Digi-gloves Times Ten
A key element of Air Force 2025, as well as similar studies from other branches of the service,8 is the notion of plugged-in decision makers, virtually inserted into the battlespace by “leveraging the infosphere.” On a limited basis, this is already military doctrine. Next generation, however, it will go for broke, with robo-bugs and satellites and all kinds of new surveillance technologies gathering a panoply of information, including, according to one report, “hyperspectral sensing in acoustic, seismic, olfactory and gustatory areas.” All this data—and it will be a lot9—would then be fused and relayed in real time back to the guys at HQ, with the VR headsets, who would manage the action with their sporty digi-gloves. In fact, the Air Force is one up on Tom Cruise: Concept No. 900385, Holographic Battlefield Display, takes it to the next level—the “21st Century Aerospace Warrior” will float through the virtual battlespace, rocking command and control in 3-D.10
But that’s not all. Forgive me for throwing out more jargon, but you would have been upset if I did not mention that Air Force 2025 also posits the ultimate battlespace integration, a “longer-range solution” that will “integrate humans and machines in a far more intimate fashion.” That’s right: chip in the brain.

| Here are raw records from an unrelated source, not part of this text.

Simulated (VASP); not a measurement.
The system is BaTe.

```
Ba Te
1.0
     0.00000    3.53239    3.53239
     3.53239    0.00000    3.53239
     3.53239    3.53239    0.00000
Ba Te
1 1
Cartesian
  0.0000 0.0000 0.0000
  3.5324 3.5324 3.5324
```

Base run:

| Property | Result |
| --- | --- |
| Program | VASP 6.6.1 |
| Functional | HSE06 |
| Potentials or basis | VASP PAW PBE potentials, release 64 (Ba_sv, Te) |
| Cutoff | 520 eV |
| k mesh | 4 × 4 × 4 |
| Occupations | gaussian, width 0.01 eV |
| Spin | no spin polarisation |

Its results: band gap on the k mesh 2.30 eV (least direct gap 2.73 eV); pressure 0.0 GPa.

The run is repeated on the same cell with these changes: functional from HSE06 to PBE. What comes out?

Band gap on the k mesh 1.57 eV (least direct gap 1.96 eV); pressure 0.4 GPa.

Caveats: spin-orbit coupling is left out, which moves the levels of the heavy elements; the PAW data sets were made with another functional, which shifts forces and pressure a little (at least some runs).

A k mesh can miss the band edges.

The theoretical Information Integration Center (that’s the Air Force’s version) would mean cutting out the middle transistors, as it were, and sending refined data streams to human users through implants, providing them “with computer-generated visualizations.” Included in the outline of the IIC are flow charts with names like “Cyber Situation Connectivity” and “Eye See Everything,” which have arrows zig-zagging between satellites and robots and all pointing back to the human Entity at the center.
Destructo Swarmbots Are Your Friends!
Let me back up for a minute to talk about defense spending and science. A great deal of very important basic research is funded by the Defense Department, through an agency called DARPA. It would be unfair not to point out that a lot of this money winds up leading to scientific and technological advances that improve your quality of life and just might save you on an operating table some day. It’s not all so sinister-sounding.
And by the way, to defense planners, “Destructo Swarmbots” isn’t sinister-sounding either; the name is simply descriptive of a strategic capability. They don’t hear “Destructo Swarmbots”; they hear “a new tool that will help us wield overpowering force, wage war more effectively, end it quickly and save lives.” Look at the illustration: These guys are optimists. Theirs is a brightly colored future, not a dark world inhabited by Hunter-Killers. In fact, it’s kind of religious. Even teleological. It reminds me of Jehovah’s Witnesses tracts, showing the future kingdom with the lambs and lions lying together on green pastures. Same color palette even. Similarly, Air Force 2025 is a hopeful prospect, a vision of a world where superweapons obviate today’s messy wars.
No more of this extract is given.